80% Rule Revisited
When you ride a motorcycle or scooter you learn you can operate the machine a few different ways. You can barrel through the turns at the edge of your capability with sweat popping out of your forehead and tingles running up and down your spine, or you can take another pace which puts you near the edge with options.
When I was younger I thought I was in high gear. I leaned her hard. My footpegs were sprung and I tapped them to the tarmac regularly. Sometimes I held the edge, playing with my life. The sparks I knew were rooster tailing on the dropped side a cool visual shower between the front and rear lights of the bike. People following my line told me so.
But every now and then that spooky moment would occur. Just a few pebbles in the path and the shimmy of death began. In that moment you either ham fisted it into the ditch or you instinctively relaxed and rode it out like a good dirt tracker. My parents insisted my first bike be an enduro and I learned it well. Still, I played too close to the edge for street use and bravado.
Over time I began experimenting with how I rode these wonderful beasts. Holding lines and pitching into the turns. How much countersteer seemed best when combined with different lean angles. I became smoother. I certainly felt more in control.
Then one day a man I knew, a collector of Nortons and Triumphs, spoke of something he called the 80% rule. Simply put, he said there was no reason for a street rider to flirt with disaster by riding to the limit of that rider's capabilities. He also spoke of the bikes breaking down less below eighty percent throttle and tach. He said you could hear a bike's preference if you just listened to the machine run.
In order for music to be played well, a musician adjusts against what the musician hears.

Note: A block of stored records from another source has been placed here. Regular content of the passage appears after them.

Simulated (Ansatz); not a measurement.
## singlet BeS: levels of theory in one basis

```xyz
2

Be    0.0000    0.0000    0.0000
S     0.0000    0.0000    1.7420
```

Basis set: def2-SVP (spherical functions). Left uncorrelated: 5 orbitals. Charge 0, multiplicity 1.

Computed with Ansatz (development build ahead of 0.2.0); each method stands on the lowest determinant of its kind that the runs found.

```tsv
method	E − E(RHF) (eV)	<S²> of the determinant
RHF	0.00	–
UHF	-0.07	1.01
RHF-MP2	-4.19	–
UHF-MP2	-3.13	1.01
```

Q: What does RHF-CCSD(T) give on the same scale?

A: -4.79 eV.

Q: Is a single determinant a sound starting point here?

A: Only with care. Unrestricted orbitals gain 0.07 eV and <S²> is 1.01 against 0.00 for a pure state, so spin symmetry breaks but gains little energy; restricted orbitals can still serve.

Somewhere above eighty percent throttle the natural pattern of engine sounds becomes jumbled. The notes in the engine's song as you ride seem as though the various sections of the orchestra are playing different rhythms. When the drums outpace the horns and the woodwinds can't suck enough air to keep up something's about to give.
If you're lucky, instruments in the mechanical band beneath you simply stop playing. There's a minor flash, an epiphany in the rhythm section as the bike dies a quick death and you roll to a stop. But what if the players articulate the tune and your own skill in conducting puts you two measures behind?
You slow the tempo down. A more deliberate pace, a broader potential. Should a car cross the center line in a right hand sweeper you can flop the bike and move from the left third of the lane to the right third because you've given yourself at least twenty percent to work with in a dire moment. Its knowing a shortcut but not living by it.
In a world where all forms of inattentive driving can be encountered we have to take every advantage we can. Eighty percent throttle (or rpm's) lets our bikes run the way their designers meant them to. That remaining twenty percent usable throttle can make the difference in squirting out of a jam if need be. But we can only use that twenty percent if we leave ourselves the room to make it available.